Abstract:
A reduced dispersion optical waveguide and methods of fabricating the same are implemented. The optical waveguide may be fabricated in commercially practicable units without having to predetermine its length in a particular application. The reduced dispersion optical waveguide prevents optical pulse overlap in optical waveguide transmission systems operating over long distances or at high data rates.

Description:
TECHNICAL FIELD 
     The present invention related to the field of optical waveguides in general and in particular to a method and apparatus for reducing dispersion in optical waveguides. 

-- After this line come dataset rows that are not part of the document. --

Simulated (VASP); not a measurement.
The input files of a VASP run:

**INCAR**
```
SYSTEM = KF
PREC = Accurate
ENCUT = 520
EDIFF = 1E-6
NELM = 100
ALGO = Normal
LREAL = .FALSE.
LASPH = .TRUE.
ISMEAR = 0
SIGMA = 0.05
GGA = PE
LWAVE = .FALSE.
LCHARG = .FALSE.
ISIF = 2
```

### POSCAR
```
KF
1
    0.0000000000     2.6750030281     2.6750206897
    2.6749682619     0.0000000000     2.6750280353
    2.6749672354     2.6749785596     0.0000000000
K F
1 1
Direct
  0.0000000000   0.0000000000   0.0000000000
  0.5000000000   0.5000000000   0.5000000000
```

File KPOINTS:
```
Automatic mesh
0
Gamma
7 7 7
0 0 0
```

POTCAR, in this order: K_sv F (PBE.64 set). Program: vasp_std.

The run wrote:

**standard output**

     BACKGROUND INFORMATION 
     Single mode optical waveguides (or optical fibers) are limited in bandwidth by dispersion. A pulse of given shape introduced into the input end of an optical waveguide will be spread as the pulse is transmitted along the length of the optical waveguide because of dispersion, the variation of wave phase velocity with wave frequency which is an inherent property of the materials comprising the guide as well as of guided modes themselves. For a particular waveguide with a given set of optical properties, the amount by which a pulse spreads is proportional to the length of the optical waveguide. Pulse spreading cannot be permitted to proceed to the point where adjacent optical pulses overlap. Thus, for a given pulse shape and optical waveguide, dispersion limits the length of the optical waveguide. Conversely, dispersion limits the pulse rate in an optical waveguide system having given optical waveguide properties and transmission distance. 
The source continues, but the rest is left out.